This untitled drawing by Robert Grosvenor (fig. 1) is related to a series of projected sculptures consisting of timber beams placed on gallery floors or set into the earth.1 The artist often used drawing as a means of working out the structural principles of his proposed outdoor sculptures. Grosvenor described his creation of such large-scale projects as a calculated process: he would first make a central cut in a large wooden pole, excavate dirt from below the cut, and then carefully apply pressure to the center of the beam using heavy construction equipment, causing its middle section to break and sink slightly into the ground, out of view.2 In the drawing, the pencil mark designates the earth, and the sloping masking tape represents the broken beam being pushed below the ground line.
This kind of large-scale sculpture was typical of Grosvenor’s practice in the early 1970s, when he abandoned monumental, gravity-defying geometric forms for timbers and wooden poles that emphasize gravitational effects. Another piece by Grosvenor in this exhibition demonstrates a scaled-down version of this approach. The untitled sculptural work (fig. 2) consists of a wooden dowel just over twenty inches long and about half an inch in diameter. A web of fine cracks encircles the middle portion of the dowel, fracturing but never quite rupturing it altogether. Though they destroy the wood’s integrity, the delicate fissures also delineate its fundamental cellular structure. Grosvenor called the resulting breaks “drawings.”3 Such a designation emphasizes the linear, surface quality of the cracks across and around the wooden beams.

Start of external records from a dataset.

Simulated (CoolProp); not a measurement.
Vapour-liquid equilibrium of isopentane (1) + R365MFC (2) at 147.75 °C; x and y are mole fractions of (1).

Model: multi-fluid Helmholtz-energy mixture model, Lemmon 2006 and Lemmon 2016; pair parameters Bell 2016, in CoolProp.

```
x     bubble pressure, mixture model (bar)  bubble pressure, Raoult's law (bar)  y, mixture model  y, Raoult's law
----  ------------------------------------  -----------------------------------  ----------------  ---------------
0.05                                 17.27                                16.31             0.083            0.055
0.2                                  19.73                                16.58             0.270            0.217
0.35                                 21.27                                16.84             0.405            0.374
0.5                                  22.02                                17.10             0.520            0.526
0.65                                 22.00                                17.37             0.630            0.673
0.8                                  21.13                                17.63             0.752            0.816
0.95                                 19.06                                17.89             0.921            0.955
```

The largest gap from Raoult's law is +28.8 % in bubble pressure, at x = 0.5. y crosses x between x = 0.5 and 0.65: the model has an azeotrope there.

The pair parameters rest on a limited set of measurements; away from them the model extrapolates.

Together, the splintered dowel and the masking-tape drawing offer valuable insight into Grosvenor’s process. While we might be tempted to equate the breakage of the wooden poles or timbers with a kind of impulsive, expressive violence, these preliminary studies suggest instead a degree of purposeful calculation and nuance. The delicate mesh of splinters that holds together the slender wooden stick was produced through the restrained application of pressure rather than the forceful swing of a hammer. And the plotted rupture and points of compression in the drawing, expressed by the darkened pencil line and carefully torn pieces of tape, similarly reflect the thoughtfulness of Grosvenor’s approach. The artist’s preparatory drawing and sculptural maquette attest to the fact that the larger sculptures to which they relate were created through the application not of aggressive force but of continuous, unyielding pressure, with the accumulation of stress inevitably resulting in a dispersal of energy.
1. Christine Mehring, “Robert Grosvenor,” in Drawing Is Another Kind of Language: Recent American Drawings from a New York Private Collection, by Pamela M. Lee and Christine Mehring (Cambridge, MA: Harvard University Art Museums, 1997), 58.
2. Jordana E. Moore, “Robert Grosvenor,” in Drawings of Choice from a New York Collection, ed. Josef Helfenstein and Jonathan Fineberg (Champaign, IL: Krannert Art Museum, 2002), 56.
3. Robert Grosvenor, quoted in Jeremy Gilbert-Rolfe, “Robert Grosvenor: Specific Clarity,” Art in America 64 (March–April 1976): 84.